We resolved to spend the rest of our life in the hallowed sanctuary, Prasanthi Nilayam. The atmosphere was inviting, vibrant with fraternity; felicity, charity and love, unfolding and enfolding. We were glad we had sailed into its calmness and coolness and we decided to drop anchor there. We were only about fifty residents and at the Bhajan sessions in the mornings and evenings, about twenty visitors joined us. On some days, the headmen of the villages around came, with a few farmers to lay before Baba local conflicts for solution, or seek His blessings for ventures in cultivating commercial crops; they led newly bought bullocks so that His Blessings could endow them long life and sound health.
During those years, Baba came down from His room on the first floor usually about four in the evening. It had become quite an unchanging schedule. There were eight tenements on the right of the building, five on the left and a row of six single rooms at the back. These latter were so close to the Mandir that the kitchen smells were wafted into the Bhajan Hall when the wind turned mischievous.

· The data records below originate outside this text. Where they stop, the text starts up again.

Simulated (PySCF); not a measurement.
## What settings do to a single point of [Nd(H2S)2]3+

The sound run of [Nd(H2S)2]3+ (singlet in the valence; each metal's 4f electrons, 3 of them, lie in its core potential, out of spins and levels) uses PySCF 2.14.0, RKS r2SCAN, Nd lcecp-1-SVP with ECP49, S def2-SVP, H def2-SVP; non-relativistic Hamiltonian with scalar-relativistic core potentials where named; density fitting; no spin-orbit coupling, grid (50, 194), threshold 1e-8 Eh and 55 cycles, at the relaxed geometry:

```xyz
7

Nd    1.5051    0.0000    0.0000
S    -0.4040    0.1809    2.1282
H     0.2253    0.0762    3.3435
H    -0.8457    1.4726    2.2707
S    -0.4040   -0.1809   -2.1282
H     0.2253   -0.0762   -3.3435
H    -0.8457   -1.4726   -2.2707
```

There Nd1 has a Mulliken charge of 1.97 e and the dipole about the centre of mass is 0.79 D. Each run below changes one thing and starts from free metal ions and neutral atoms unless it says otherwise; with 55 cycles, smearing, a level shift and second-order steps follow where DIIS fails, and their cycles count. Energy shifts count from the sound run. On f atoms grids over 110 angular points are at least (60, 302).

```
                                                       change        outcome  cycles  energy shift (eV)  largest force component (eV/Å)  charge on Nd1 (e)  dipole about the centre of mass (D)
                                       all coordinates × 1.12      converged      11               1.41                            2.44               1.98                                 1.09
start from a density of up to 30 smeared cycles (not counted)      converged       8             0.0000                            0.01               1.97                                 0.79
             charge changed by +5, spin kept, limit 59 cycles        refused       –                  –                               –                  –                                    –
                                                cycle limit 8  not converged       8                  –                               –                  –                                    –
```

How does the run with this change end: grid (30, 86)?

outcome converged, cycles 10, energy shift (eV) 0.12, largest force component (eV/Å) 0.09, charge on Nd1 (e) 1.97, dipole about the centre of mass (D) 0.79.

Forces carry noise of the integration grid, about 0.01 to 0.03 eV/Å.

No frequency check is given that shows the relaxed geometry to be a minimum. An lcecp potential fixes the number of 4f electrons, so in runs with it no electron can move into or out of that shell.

Baba would stand still for a while on coming down, keeping us wondering whither His steps would turn. But, He made up his mind pretty quick whom to bless first. O! How happy He made us! He would enter every home and spend a few enlivening minutes with the occupants. Every noon, we prepared the house for receiving Him. We swept and scrubbed, washed and dusted. Designs were drawn on the floor, greens were hung across the door. There was a chair for Him in every house, artistic and comfortable, placed on a carpet with a low footstool in position. The metal lamp in the tiny altar occupying a niche on the wall or a corner of the only room, was lit and kept merrily burning. Everyone watched without winking for the orange robe and the crown of hair, though He seldom missed a house while on His mercy march, and though one could be certain of His visit to one's place immediately after His leaving the adjacent house.
Ah! That was a knock at our own kitchen door. It is He! He enters our home through that door, with a song designed to sweep our gloom away-a song composed five centuries ago in the Kannada language, so dear to our ears, by Saint Purandaradasa. It began, "Do not doubt the Lord.” The assurance was an admonition.
Another day, Baba ventured into the backyard of the very first tenement of 'Brindavan' and while we were peering into the northern distance to spot him the moment He emerged from the front door of that house and get busy ourselves, he managed to get through their backdoor and walk unnoticed along a narrow gap between numbers six and seven, and slide behind poor innocent me from the south end. He closed my eyes with a quick placement of His palms, in order to grant me the sweetest of surprises. When He asked me, "Tell who?" my reply was a cascade of tears. Childish? Blind man’s Buff, between a thirty and a sixty? Yes, His form was of the evening of youth; but the content was a child, the Child that has come to chide and change, the Child that has come to reveal the hypocrisy of homosapiens and make mankind aware of the humbug he is hugging firm.
This Divine Child applies the balm of cool benediction, with its soothing palm, on our eyes, reddened by envy and blinded by anger. When He closes these eyes, the Inner Eye loses its blinkers; there is no division thereafter—only the vision of Him, who asks each one, all the time, "Tell who?" This child draws us to itself by spontaneous and spotless Love and by its untarnished authentic wisdom.
The human child sees itself as the centre of the universe and the world as an extension of its Being. This Divine Child knows that is so. The human child arrives without the label of a name; we stick one on its brow. Baba, the Divine Child, has announced, "I have no name; I respond to all names.” Baba has declared, "I have no place which I claim as my very own; I belong to all places. I am wherever I am wanted." Children are most concerned with the ‘now'. Baba reminds us ''The past is past. Do not turn back and look wistfully or wailingly on the road you have traversed already." Children do not see the world as fragmented by walls, Chinese, Berlinese, or erected just to tease. They are involved in everything and with everyone. They represent true innocence, love, forgiveness and fraternity. The child has no conceit or contempt of gender. This Divine Child affirms, "Among men, I am man; among women, I am woman. Among children, 1 am a child.” This statement is echoed in the Upanishads which describe God, “You are woman, you are man, you are girl, you are senile leaning on stick.” The human child delights to pour sand through its fingers. This child, I saw, grasped a handful of Chitravati sand; it became a book, the Bhagavad-Gita. Sand coagulated into beads when Baba jogged gleefully on the white beach at Cape Comorin where three seas lap the shore. This Divine Child sat on the seashore near Dwaraka and played with both hands on the sand. An eighteen inch golden idol of Krishna emerged! This Child inspires us to become children again, so that we may be ever with him.
to be continued...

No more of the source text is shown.